Reading Leveling Assessments — Are They Really Worth It?

Robert Berretta
Breaking Ed
Published in
3 min readMay 2, 2015

Recently, I got an email from one of the many great teachers in the network I work in: “Hey Berretta, can I pilot the STEP assessment next year?”

It reignited an old debate in my brain — are leveling assessments worth it? Reading leveling assessments — think DRA, F&P, STEP, etc — are probes that assign numerical or alphabetical values to a student to highlight his or her reading ability and (supposedly) inform a teacher’s instruction for these correctly-labeled students.

I love teaching literacy. In my current role, I have the privilege of overseeing literacy instruction in seven different schools in three different cities. And as much as I like literacy, I love math: so much so that I have a Fibonacci-numbers-inspired tattoo.

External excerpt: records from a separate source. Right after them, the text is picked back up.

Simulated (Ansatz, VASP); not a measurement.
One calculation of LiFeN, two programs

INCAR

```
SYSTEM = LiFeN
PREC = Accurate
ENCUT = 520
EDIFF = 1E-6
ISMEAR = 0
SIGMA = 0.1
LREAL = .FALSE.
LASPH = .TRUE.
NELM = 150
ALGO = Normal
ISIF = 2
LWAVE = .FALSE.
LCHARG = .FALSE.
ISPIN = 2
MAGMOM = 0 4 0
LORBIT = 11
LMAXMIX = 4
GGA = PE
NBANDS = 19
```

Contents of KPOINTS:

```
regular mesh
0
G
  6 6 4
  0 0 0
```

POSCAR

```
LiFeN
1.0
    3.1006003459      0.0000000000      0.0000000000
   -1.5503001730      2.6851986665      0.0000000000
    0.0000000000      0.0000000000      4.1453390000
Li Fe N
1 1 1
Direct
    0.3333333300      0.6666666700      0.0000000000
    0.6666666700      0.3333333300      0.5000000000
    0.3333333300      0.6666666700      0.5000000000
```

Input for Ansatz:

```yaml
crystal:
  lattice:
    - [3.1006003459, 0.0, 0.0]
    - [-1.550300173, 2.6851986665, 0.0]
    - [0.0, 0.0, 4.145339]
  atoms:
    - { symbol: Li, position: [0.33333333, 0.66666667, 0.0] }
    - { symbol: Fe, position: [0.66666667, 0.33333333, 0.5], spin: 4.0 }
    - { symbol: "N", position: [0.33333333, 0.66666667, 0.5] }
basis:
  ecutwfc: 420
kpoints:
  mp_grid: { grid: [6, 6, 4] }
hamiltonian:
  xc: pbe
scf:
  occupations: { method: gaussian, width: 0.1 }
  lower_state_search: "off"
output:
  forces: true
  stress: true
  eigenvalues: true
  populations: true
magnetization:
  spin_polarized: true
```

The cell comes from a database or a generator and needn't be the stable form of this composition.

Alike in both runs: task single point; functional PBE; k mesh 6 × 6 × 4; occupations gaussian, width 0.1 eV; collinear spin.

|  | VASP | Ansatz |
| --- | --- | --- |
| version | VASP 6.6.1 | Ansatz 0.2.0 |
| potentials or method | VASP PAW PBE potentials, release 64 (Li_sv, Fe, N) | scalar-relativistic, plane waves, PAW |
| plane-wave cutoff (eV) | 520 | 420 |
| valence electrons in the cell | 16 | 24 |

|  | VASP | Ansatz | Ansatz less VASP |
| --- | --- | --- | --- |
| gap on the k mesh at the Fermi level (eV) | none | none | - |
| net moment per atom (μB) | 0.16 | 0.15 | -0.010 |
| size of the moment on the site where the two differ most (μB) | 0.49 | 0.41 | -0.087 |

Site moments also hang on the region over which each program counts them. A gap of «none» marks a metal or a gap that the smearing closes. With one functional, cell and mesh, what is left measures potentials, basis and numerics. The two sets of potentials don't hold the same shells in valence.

So I wanted my inaugural blog entry to incorporate some math in trying to try to answer the question I posed: are leveling assessments really worth it? Let’s get to it.

I’ll start with a reasonable estimate for how much time it takes to administer a reading leveling assessment to a student.

15 minutes. This is a conservative estimate. Often, these assessments can run 30 minutes or longer per student.

Let’s take that conservative estimate and multiply it by the number of students in an average classroom:

24. This was the size of my first class of 2nd graders, and a reasonable number based on a quick survey of some classrooms in the schools in which I work.

If we multiply 15 x 24, we get 360. Those 360 minutes represent a conservative estimate of the instructional time a teacher spends on leveling their entire class.

But we can’t stop there — teachers do these assessments several times each year. I polled a handful of teachers I know, and I came up with a reasonable number for our estimates here: 6 times per year.

Let’s do some more multiplication: 6 x 360. Now we’re up to 2180 — the total number of minutes of instructional time that are spent each year on finding the reading levels for a class of students.

That’s 2180 minutes (or: 2180/60 = 36 hours) of instructional time spent administering tests that will tell us which letter of the alphabet or which number from 1–80 or which STEP from 1–12 should be branded on each reader in a classroom.

150. That represents a conservative estimate of the number of words per minute an average reader can read aloud. If a teacher were to take those 2180 minutes that they spent leveling students and simply read great texts aloud to their students, they would read over 320,000 words to students over the course of the school year.

The average novel for an elementary school student contains 50,000 words, so more simple division leads us to this number:

6. The number of novels a teacher could read aloud to a class.

The average picture book contains around 1000 words. More simple division:

320. The number of picture books that could be read aloud.

And reading aloud is just one easy alternative for that instructional time. What if there 36 extra hours spent reading for pleasure, writing, discussing, practicing handwriting, learning spelling skills, or teaching students typing skills?

Thirty-six hours almost equal the amount of time spent in the average college course. Maybe our students could benefit from early exposure to Econ 104: Intro to Macroeconomics. I know I could have.

If it comes down to a simple value proposition, the question could be: What would be more beneficial to students’ literacy growth: more assessment or more teaching?

So is leveling worth it? It will take a few more posts to lay out a complete argument, but I’d be willing to bet there’s a better use of instructional time.